It’s been one year since workplace sexual harassment started making headlines. Of course, #MeToo has been around much longer (originating in 2006), but the Harvey Weinstein allegations (as well as those against other public figures) turned #MeToo into a national movement. This national movement has resulted in increased attention on sexual harassment both by employers, who want to avoid their own Harvey Weinstein scandal, and the Equal Employment Opportunity Commission (EEOC).

On October 4, the EEOC released its preliminary data on sexual harassment for FY 2018 (October 1, 2017 – September 30, 2018). While the EEOC has investigated, mediated, litigated, and adjudicated claims of workplace harassment for decades, the last year has put a renewed focus on workplace sexual harassment.

According to the preliminary data, sexual harassment charges filed with the EEOC have increased by 12% over the prior year. This is the first increase the EEOC has seen in this category in five years. Additionally, of the charges alleging harassment, reasonable cause findings (meaning the EEOC determined there was reasonable cause to believe that harassment occurred) increased by nearly 23% over the prior year (from 970 in FY 2017 to nearly 1,200 in FY 2018). Finally, and maybe most important for employers, the EEOC recovered nearly $70 million in restitution from employers through administrative enforcement and litigation. That’s nearly a 50% increase from the year before when $47.5 million was recovered.

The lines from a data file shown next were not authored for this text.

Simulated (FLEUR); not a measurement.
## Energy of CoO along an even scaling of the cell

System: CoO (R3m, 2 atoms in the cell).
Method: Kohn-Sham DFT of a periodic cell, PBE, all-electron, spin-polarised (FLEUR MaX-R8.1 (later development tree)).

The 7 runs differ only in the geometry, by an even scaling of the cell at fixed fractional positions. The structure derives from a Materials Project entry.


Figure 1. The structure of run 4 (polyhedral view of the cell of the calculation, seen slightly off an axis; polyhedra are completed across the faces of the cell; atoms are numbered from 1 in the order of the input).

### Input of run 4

There are no signs that this momentum is slowing down. Employers should expect heightened scrutiny for all harassment claims, but particularly those alleging sexual harassment.

What can employers do to ensure they do not become an EEOC statistic? Having a policy on sexual harassment—defining what sexual harassment is, how to report sexual harassment, and providing guarantees of no retaliation—and enforcing it consistently (regardless of who the accused may be) is key. Any reports of sexual harassment should be investigated immediately and thoroughly. Finally, train managers and supervisors on sexual harassment, including how to respond (or not respond) to allegations, and ensure all employees are aware of your policy on sexual harassment.